One of the more innovative resolutions is the following to Occidental Petroleum for its meeting on April 26 in Los Angeles byCarl Olson, Chairman of the Fund for Stockowner’s Rights. The Fund also supports the open ballot movement.
RESOLUTION ON SIGNIFICANCE AND ENFORCIBILITY OF STOCKOWNER VOTES
Be it resolved by the stockowners to request that for each item of business to be voted on at a stockowner meeting, the proxy statement shall include a statement of:
1. the percentage of the vote required for approval
2. the legal effect of the approval. This would include stating if an effect automatically occurs or if some other specified action(s) would be required to be taken in order to be implemented. If any other specified action(s) would be required, an intended timetable of these actions would be presented.
3. if an item of business is approved, how a stockowner can be informed as to what action the board or management has taken to implement it. This would include whether the board and management will make a report that is distributed to all stockowners, or whether a stockowner would need to make a request (with details of how the request would be made). This would also include an intended timetable for board and management to implement it.
4. if an item of business is approved which requests that the board or management take (or refrain from taking) some action, and if the board or management fails to take (or refrain from taking) such action, the rights of stockowners to enforce the approved item of business (a) by a process within the corporation and (b) by court action.
SUPPORTING STATEMENT
When we stockowners vote on items of business at stockowners meetings, we should know the consequences of all the votes. We should also be informed of the follow-up by the board and management.
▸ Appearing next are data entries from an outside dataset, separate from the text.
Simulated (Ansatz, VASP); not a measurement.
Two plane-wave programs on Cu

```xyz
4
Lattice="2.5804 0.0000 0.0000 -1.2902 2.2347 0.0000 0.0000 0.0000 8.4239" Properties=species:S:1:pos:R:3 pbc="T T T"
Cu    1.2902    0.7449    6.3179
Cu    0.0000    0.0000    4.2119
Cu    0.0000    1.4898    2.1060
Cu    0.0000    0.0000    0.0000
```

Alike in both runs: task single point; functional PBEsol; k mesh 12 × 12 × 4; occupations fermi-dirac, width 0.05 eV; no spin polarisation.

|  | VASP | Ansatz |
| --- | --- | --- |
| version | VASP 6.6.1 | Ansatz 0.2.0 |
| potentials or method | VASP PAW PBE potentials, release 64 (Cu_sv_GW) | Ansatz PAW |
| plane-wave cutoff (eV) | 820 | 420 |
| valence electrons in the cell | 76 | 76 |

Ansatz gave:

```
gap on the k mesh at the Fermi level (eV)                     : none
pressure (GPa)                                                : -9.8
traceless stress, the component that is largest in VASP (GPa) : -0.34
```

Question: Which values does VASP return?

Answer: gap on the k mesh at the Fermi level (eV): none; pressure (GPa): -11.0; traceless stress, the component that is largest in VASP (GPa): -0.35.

The right to know what actions are taken (or the failure to take such actions) is important for proper corporate governance. Boards and managements must be accountable for the votes of stockowners, and prompt and full compliance with them.
Perhaps the best argument for this resolution is that the proxy statement you are reading does not include a complete statement about the significance and enforcibility of each item of business, as is requested in this resolution.
Vote yes, and future proxy statements may well have such vital information. If this resolution is approved, wouldn’t you like to know how and whether it is implemented?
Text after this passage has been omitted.